Three Premier League teams who stats suggest are about to improve
Football stats and philosophy from Kevin Pullein
Talent scout and record producer Ralph Peer said: “Success is the art of being where lightning is going to strike.” Getting struck by lightning can kill you, but we know what he meant.
Where, figuratively speaking, will lightning strike during the rest of the Premier League season? It could land anywhere. We can only suggest places that might be more likely than others. I suggest Everton, Southampton and Watford.
I think they could get better results in the second half of the season than they did in the first. And this is why.
Over the first half of the season, I feel, they played as well as they are paid to, though others presumably do not. Watford sacked two managers, Javi Gracia and Quique Sanchez Flores. Everton fired one, Marco Silva. Southampton often were reported to be on the verge of dismissing Ralph Hasenhuttl. He survives, as I write at least.
I think that Everton, Southampton and Watford played as well as their owners could reasonably have expected, which is the level implied by the payroll. But I do not think their play got as many points as it deserved.
I studied stats that can give an indication of what a team deserved, in particular shots and expected goals.
Expected goals ideas are derived from shots data. They incorporate the position as well as the number of attempts. Given this number of attempts from those positions, how many goals typically would a team score? Expected-goals stats are an attempt to answer that question. As the answer is to some extent subjective it can vary. So I examined more than one.
Both expected-goals stats and shots stats suggest that Everton, Southampton and Watford deserved better rewards than they got. Watford could have scored more goals, Everton could have conceded fewer, Southampton could have scored more and conceded fewer.
My best estimate is that if they had got what they deserved Everton might have 24 points, Southampton 22 and Watford 18. These totals are close to what I believe the owners are paying for. Everton could be eighth, Southampton 11th and Watford 16th.
Instead Everton are 16th with 18 points, Southampton 18th with 15 points, Watford 20th and last with nine points. What is done is done. What about the rest of the season, though? If they play as well as they have up until now – a reasonable anticipation, given that they have performed at the level they are paid to – and now they get the rewards their play merits, Everton could finish with 47 points, Southampton with 39 and Watford with 31.

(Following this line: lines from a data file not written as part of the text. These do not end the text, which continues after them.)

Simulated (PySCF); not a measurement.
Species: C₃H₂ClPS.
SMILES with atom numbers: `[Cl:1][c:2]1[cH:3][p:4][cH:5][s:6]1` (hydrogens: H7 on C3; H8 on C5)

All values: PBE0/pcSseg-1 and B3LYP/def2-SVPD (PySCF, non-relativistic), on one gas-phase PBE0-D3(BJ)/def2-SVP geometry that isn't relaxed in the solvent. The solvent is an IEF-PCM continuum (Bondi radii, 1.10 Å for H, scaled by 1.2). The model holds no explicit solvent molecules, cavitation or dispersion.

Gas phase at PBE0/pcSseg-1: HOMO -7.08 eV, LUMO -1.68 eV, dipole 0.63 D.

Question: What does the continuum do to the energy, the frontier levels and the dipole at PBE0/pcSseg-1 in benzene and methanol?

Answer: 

We can form the same impression in another way. If you study the relationship between points won by teams in different parts of previous seasons you will find that those with the same numbers as Everton, Southampton and Watford after 17 games typically finished with 47, 39 and 31 points.
I would project 47 points for Everton irrespective of who succeeds Silva as manager.
In one game anything can happen. A team can get what they deserve, or more or less. I collected a range of expected-goals stats from the last two-and-a-half Premier League seasons. Then I picked out games that were not drawn – games that one team won and the other team lost.
Over 70 per cent of winners scored more than their expected number of goals. Over 70 per cent of losers scored fewer than their expected number of goals. In just over half of all games that were not drawn both things happened: the winners scored more than their expected number of goals and the losers scored fewer.
Manchester City manager Pep Guardiola has said: “I have plans. Sometimes they work and we don’t win. Sometimes they are a disaster and we do.”
Over 17 games usually good luck in some games will be more or less cancelled out by bad luck in others. Most teams end up with something close to what they deserved. But for some good or bad luck endures.
This season, I believe, Everton, Southampton and Watford have fewer points than they deserve. Crystal Palace and Newcastle might have more.
Performance-indicative stats suggest that a fair return might have been 15 points for Palace and 12 for Newcastle. As it is, Palace have 23 points and Newcastle 22. But what they have is close to what I believe the owners are paying for. In other words, the owners could not reasonably have asked for more points, though they could reasonably have asked for better performances. Normally owners do not care about the second if they are getting the first.
Most likely, in the second half of the season Palace’s and Newcastle’s stats will improve, though as they rise results could drop to meet them. I am less pessimistic about the second half of the season for Palace and Newcastle than I am optimistic for Everton, Southampton and Watford.